Notes on how I think about wealth and investing

Nihanth Subramanya
3 min readJan 5, 2021

This is likely a “part 1”. I wanted to articulate the thought process that has enabled me to venture into the investing world — and specifically not about how I choose specific assets to invest in, etc. These thoughts helped me gain confidence in why investing (especially in the stock market) works, and why it might be better than, well, not doing it.

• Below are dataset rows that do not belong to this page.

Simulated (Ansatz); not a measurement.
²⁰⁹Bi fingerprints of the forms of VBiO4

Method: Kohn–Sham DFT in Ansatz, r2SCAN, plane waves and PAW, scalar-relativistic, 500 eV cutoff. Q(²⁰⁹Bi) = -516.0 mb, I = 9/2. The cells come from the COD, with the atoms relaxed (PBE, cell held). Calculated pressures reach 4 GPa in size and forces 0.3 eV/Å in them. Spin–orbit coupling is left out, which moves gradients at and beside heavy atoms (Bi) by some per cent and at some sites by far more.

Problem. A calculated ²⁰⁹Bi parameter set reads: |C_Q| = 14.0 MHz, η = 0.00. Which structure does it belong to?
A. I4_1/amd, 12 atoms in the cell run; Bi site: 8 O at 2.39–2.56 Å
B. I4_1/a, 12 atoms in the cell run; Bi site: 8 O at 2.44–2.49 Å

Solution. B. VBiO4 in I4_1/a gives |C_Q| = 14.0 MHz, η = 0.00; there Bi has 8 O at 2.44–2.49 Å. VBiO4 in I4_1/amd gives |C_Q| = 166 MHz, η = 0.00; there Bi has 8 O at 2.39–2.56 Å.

  1. Money (currency) lets me buy things.
  2. Currency is meaningful as long as I have things to buy and am immersed in the commodity market environment — being aware of how much things cost gives meaning to how much money I have.
  3. When the dynamic between my material desires and cash reserve tilts in the direction of having much more money than I can spend, my monetary wealth becomes less meaningful. Conversely, when my material desires far exceed my purchasing power, my limited wealth also attains a sort of meaninglessness.
  4. I can exercise control over this dynamic by attempting to streamline my material desires, as well as applying my imagination to generate more grandiose desires.
  5. When my purchasing power exceeds my material desires, the excess money starts becoming increasingly abstract. It’s simply a storage of “wealth”, whatever that is.
  6. Currency is just an institutionalized abstraction of value. By keeping my wealth stored in currency, I’m putting all my faith in one entity to preserve the value I generated through my labor (that I “mined”).
  7. Why trust only one entity? I’ve always believed in diversification of trust.
  8. What are other value-storage mechanisms that might be trustworthy?
  9. If I take a look around me, I see myself surrounded by products of industry, on a “platform” of real estate. I also see cash being exchanged, credit cards being swiped, and of course, people engaging in arts-and-cultural activities.
  10. What do people value? Modeling time and money as the two resource variables to optimize seems to make sense. What do people spend time and money on?
  11. Optimizing time might mean managing it better every day, building systems and tools to do recurring tasks faster, and staying healthy to prolong my lifespan.
  12. Optimizing money might mean accumulating currency (by selling goods/services), or investing in assets that remain valuable or increase in value over time.
  13. What are some things that have increased in value in recent and long-term history?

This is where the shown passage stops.